Replacement for r/steamdeck_linux.
As Lemmy doesn't have flairs yet, you can use these prefixes to indicate what type of post you have made, eg:
[Flair] My post title
The following is a list of suggested flairs:
[Discussion] - General discussion.
[Help] - A request for help or support.
[News] - News about the deck.
[PSA] - Sharing important information.
[Game] - News / info about a game on the deck.
[Update] - An update to a previous post.
[Meta] - Discussion about this community.
Some more Steam Deck specific flairs:
[Boot Screen] - Custom boot screens/videos.
[Selling] - If you are selling your deck.
These are not enforced, but they are encouraged.
Rules:
A) as someone else pointed out, "bloat" and "efficient" are exclusive to one another. Now, you can argue that windows is efficient in some areas and bloated in others, but "bloat" and "efficiency" are mutually exclusive when applied generally.
B) yes, most, if not all of it, can be disabled through registry edits and 3rd party hacks. However, in my experience, the more you try to debloat windows, the more unstable it gets. Then, it will all come back eventually via updates, which means you get to disable it all again. Finally, again in my experience, the more you try to debloat windows, the less stable it gets, and this carries over even when the OS reinstalls/reenables bloat you tried to get rid of. Seriously, my experience is that even after windows updates rebloat everything, the OS remains unstable, and becomes even more unstable after you debloat again. Granted this was with windows 10, but I imagine the same is more or less true for windows 11.

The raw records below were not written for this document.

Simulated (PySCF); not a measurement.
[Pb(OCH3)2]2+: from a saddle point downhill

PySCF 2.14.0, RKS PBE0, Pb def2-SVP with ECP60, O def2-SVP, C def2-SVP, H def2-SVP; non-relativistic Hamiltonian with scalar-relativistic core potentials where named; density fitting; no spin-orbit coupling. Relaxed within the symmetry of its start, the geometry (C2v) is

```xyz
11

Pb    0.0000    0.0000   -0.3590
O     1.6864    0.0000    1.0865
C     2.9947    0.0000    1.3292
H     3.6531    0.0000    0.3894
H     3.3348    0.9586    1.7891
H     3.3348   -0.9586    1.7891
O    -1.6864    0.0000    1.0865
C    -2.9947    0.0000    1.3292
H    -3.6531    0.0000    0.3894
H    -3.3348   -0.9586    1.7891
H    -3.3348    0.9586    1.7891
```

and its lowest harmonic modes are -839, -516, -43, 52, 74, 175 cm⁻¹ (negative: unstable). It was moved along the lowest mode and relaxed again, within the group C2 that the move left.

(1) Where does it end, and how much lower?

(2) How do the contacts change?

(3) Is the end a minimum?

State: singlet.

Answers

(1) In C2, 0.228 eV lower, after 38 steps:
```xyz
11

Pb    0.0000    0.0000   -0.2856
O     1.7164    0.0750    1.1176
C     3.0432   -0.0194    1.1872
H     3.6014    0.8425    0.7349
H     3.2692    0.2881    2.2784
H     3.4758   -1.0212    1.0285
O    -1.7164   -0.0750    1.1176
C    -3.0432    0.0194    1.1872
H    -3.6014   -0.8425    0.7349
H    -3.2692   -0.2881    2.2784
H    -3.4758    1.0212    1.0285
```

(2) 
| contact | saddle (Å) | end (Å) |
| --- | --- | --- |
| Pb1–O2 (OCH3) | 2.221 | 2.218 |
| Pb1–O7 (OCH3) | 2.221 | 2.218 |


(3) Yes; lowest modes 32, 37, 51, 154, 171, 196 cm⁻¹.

C) and yet, iirc, recent Linux vs Windows 11 benchmarks show Windows games running on Linux via Proton/Proton-GE anywhere from slightly slower to slightly faster than Windows, despite requiring translation layers to run; while the Linux-native games typically run faster than their Windows counterparts.
Windows is just that bloated.
Bloat is in the form av pre installed software and services that can be turned of, Windows is not slow or resource hungry.
You're the one contradicting yourself when you're saying that linux requires a Translation layer. And the translations are not always 1:1. Please show me the benchmarks.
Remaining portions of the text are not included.